Kuroneko (1968, Kaneto Shindo)

From the start it’s got similarly great cinematography and sound-effect-punctuated music as Onibaba, so this is already a winner. It’s another sometimes-erotic ghost story featuring a woman and her daughter-in-law left behind when the men all go to war – was this a running theme in Shindo’s movies? But this time the son/husband returns, and the women themselves don’t fare so well.

Gintoki’s mother (Nobuko Otowa, Shindo’s main mother figure in Onibaba, Naked Island and Mother) and young wife (Kiwako Taichi of the 24th Zatoichi movie) are raped and killed by soldiers, their house burned to the ground, the only witness their black cat.

A year or two later, soldier Gintoki (Kichiemon Nakamura of Double Suicide) is sent by his boss to defeat the vengeful feline spirits that have been killing his compatriots – the girl luring them to a phantom house in the woods, serving up hot love after the mother serves hot tea. Then the men appear the next morning with their throats torn out.

Gintoki as a ragged warrior, displaying the head of an enemy warlord:

He cleans up nice:

When Gintoki visits the house and discovers the identity of the spirits, he travels to the forest night after night to spend time with them. The wife breaks her vow to drink the blood of all samurai, spending a few nights of love with her husband before disappearing to hell. Mom keeps going out and killing guys though, and Lord Raiko (Kei Sato, Hachi in Onibaba) is demanding results, so Gintoki finally attacks his mother, cutting off her arm, and brings the arm to Raiko as proof of his triumph. But ghost-mom retrieves her cat-arm, and Gintoki goes somewhat insane trying to catch her, falls dead in the ruins of their old house as snow begins to fall and a cat meows.

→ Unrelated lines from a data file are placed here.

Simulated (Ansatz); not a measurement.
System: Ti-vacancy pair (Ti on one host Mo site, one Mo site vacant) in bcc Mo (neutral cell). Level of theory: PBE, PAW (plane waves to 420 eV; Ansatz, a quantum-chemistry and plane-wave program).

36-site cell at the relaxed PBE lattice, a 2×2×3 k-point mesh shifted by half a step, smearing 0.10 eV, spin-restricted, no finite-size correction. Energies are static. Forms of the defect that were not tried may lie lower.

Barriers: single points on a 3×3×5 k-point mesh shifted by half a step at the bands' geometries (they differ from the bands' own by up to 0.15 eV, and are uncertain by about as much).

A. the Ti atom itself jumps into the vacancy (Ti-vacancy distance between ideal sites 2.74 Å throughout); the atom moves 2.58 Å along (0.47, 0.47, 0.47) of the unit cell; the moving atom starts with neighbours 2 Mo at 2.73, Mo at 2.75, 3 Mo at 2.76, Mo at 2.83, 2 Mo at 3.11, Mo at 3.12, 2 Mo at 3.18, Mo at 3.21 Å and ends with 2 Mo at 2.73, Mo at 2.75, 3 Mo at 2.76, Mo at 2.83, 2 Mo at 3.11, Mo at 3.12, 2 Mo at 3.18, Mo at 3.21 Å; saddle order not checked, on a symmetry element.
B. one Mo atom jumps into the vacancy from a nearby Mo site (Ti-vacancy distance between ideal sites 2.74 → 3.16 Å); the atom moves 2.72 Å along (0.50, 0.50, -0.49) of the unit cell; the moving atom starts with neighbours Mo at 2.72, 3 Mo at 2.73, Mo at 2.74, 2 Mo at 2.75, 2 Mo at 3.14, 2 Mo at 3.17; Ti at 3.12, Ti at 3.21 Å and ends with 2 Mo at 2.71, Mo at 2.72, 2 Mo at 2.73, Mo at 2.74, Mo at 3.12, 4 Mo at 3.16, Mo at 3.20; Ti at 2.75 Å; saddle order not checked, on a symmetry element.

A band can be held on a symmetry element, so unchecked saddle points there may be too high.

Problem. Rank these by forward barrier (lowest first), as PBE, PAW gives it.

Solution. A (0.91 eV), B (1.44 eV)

The visual effects are more complicated than Onibaba‘s. The mother’s hair twitches like a cat’s tail (can the girls turn into cats?), and the movie shows us the unreality of their forest home via a split-screen sky in constant motion through the trees, so that they always seem to be moving while standing still.

M. McDonagh:

Gintoki’s psychologically charged cat-and-mouse game with the spectral women is Kuroneko‘s darkly seductive heart. He both recognizes Shige and Yone and knows they aren’t the Shige and Yone he left behind; given the place and time, it seems entirely reasonable for him to suspect they’re demons who’ve cruelly appropriated the appearance of the most important women in his life. That said, the newly minted samurai understands how much a few years can change a person. The ghost women, meanwhile, are wrestling with their own dilemma: they know perfectly well that under the warrior finery, their guest is Hachi, and wish they didn’t. There’s no real winning here, just infinite degrees of losing—losing one’s soul, life, honor, or humanity.